How to Make Bad Coffee Taste Better

You don't have to suffer through a bad cup of morning coffee.

Most people would probably assume I make great coffee at home. I work at Food & Wine, I care about things like garnishing my scrambled eggs in a cute way, and I deeply appreciate a good cocktail (or mocktail). Still, when it comes to my at-home coffee situation, the standards are  floor-level. My roommate and I have been brewing our daily coffee in an ancient Mr. Coffee machine for the past four years — the coffee pot actually came with the first apartment we got together, so its age is undetermined, and someone clearly didn’t care enough to take it when they moved out. It also doesn’t help that we’re reluctant to buy anything but the cheapest coffee beans available at the grocery store. 

Even if you happen to have a coffee scale and Chemex at home, odds are at some point you’ll end up in an office, great aunt’s house, hotel room, or somewhere else with mediocre  coffee — and that’s when you’ll be grateful for these tips on how to make it taste better.

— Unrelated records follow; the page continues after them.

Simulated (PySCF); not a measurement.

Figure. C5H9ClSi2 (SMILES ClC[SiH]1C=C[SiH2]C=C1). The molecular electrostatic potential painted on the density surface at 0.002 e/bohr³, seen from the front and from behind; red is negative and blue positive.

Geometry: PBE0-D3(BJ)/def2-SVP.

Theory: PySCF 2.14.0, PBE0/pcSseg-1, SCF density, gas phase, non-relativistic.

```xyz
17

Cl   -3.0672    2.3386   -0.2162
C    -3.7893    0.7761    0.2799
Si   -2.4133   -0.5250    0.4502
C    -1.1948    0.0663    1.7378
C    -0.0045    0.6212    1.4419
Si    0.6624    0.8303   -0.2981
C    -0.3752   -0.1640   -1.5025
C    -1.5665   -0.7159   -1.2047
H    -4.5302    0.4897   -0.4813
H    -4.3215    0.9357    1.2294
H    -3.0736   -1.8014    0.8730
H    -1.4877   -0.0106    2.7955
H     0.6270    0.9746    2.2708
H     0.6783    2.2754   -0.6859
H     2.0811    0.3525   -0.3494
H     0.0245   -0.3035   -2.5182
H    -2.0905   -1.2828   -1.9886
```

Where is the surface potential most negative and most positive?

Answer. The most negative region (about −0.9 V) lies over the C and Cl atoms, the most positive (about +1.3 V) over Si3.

What is an Americano coffee

Matt Taylor-Gross / Food Styling by Lucy Simon

Add a pinch of cinnamon (or another spice) to your pot

Okay, don’t literally add the cinnamon to the pot — you want to add your spices to the coffee grounds before you brew. This is an easy way to make your coffee more aromatic, flavorful, and cozy-feeling; it’s one of my favorite tricks in the wintertime. Any warm baking spices will work, such as nutmeg, star anise, cloves, or cardamom (the latter is especially good), but I’m more likely to have ground cinnamon on hand than anything else. Simply add a pinch or two of the ground spice to the grinds in your coffee filter, give it a stir to evenly distribute things, and brew as normal.

Make a little milk froth

Want to feel like you just went through the drive-thru at Starbucks, without the $6 hole in your pocket ?Add some foamy milk to your cup of joe, and you’ll instantly feel a little fancier. Milk will hold bubbles (as in, it’ll become foamy) when it’s warm –– so, to create a little layer of froth for your coffee, just pour a little milk into a sealable container, like a jar or tupperware. This will work slightly better with a dairy milk, but non-dairy alternatives will hold some bubbles too. Microwave it until thoroughly warm, but not scalding hot. Then add the appropriate lid, and shake the container vigorously for about thirty seconds. The result should be some frothy milk that will make it feel like you’re drinking a cappuccino.

Turn your coffee into a mocha

The obvious answer to making bad coffee taste better is to simply add more sugar, and there’s no way better to do that than by stirring a packet of hot chocolate mix into your mug. This is basically a cheat code for making a mocha at home, and the combination of sugar and milk powder is really great at masking overly bitter coffee. Make sure you use a cocoa mix that’s meant to be dissolved in water, like Swiss Miss. One of the biggest benefits of this hack is that it doesn’t require intervention before the coffee is brewed — so if your mother-in-law already started the pot, you can still save your own cup.

Sprinkle in some salt

According to the rules of science — which I know to be true, although I don’t really know why — either salt or sugar can help offset and cut bitter flavors. (A fun way to test this is by trying a leaf of radicchio without seasoning, then with salt, with honey, and with both salt and honey. But I digress.) Sprinkle a small amount of salt — think just half of a pinch — into your coffee grounds before brewing to reduce excess sharpness and acidity.

Use that random orange in your fridge

Coffee often has some chocolate notes to it, which pair especially nicely with citrus. If you don’t believe me, just ask, like, every pastry chef ever. Zest whatever citrus fruit you have in your fridge (I’d recommend using something you’d be willing to eat plain, like an orange or grapefruit, but not a lemon), and add about a teaspoon of the zested peel to your coffee grounds. Similar to what you’d do when adding cinnamon or another spice, make sure you stir the zest in to get it evenly distributed throughout the coffee.

While I happen to have a drip coffee pot, these tips would work for most at-home coffee brewing techniques. Feel free to try them out with your French press, Moka pot, or pour over; simply adjust the quantity of cinnamon, orange zest, or whichever addition you’re using to suit the amount of coffee you’re brewing. If you’re only crafting one or two cups, you’ll need a lot less salt than if you’re making an entire pot. And, please, do not add an entire packet of hot chocolate to your single serving of espresso. 

So go forth and buy the cheapest coffee beans your grocery store offers. Be like me and  avoid purchasing a state-of-the-art coffee machine at all costs, and hack your way into a better cup of coffee.